Dickerson talked openly about the site’s business model and helping sellers not only sell online but also offline (some sellers are now in Nordstrom stores in the US). The business model is simple; Etsy snags 3.5% of each sale and charges 20 cents to list an item on the site. It is a simple — and some say small vision — but Dickerson confirmed there are “no plans to raise the price any time soon” as it doesn’t want to exploit the community.
It’s a community that the company needs to protect — “people don’t just want cool things — they want to buy from good companies” [Etsy recently joined Ben and Jerry’s, change.org and others to become a B Corporation, meaning that it attempts to use the power of business to solve social and environmental problems]. It’s clear that community passion and commitment has driven Etsy over the last eight years. You don’t go from US$0.17-million in 2005 to almost a billion last year with very little marketing without a lot of passion and love.

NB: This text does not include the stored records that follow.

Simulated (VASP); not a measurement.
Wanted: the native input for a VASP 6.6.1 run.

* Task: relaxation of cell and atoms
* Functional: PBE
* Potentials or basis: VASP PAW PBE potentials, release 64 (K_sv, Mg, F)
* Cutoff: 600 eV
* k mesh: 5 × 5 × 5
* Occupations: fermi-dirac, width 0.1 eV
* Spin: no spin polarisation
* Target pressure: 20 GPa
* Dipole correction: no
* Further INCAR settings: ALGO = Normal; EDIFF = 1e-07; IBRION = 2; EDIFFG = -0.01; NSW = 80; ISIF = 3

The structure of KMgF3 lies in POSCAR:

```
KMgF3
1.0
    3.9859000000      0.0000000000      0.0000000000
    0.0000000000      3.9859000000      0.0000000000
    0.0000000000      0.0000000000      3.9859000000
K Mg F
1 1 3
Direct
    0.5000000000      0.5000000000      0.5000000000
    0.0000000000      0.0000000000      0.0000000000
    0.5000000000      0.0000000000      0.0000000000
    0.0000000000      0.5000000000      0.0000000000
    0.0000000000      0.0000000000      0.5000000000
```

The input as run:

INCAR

So what does the future hold? Testing. Last year, due to community input, Etsy launched a specific community project in Rockford, Illinois and it is even not part of a curriculum programme in some schools there too. Last year Etsy also opened its first offline store and with 90% of purchases still taking place offline it’s an interesting option for Etsy in the future. A future Dickerson is bullish on: “There is fatigue with the retail environment — on Etsy, when you buy from [our suppliers] you buy stuff that other people don’t have.”
It certainly has a nice base to build on.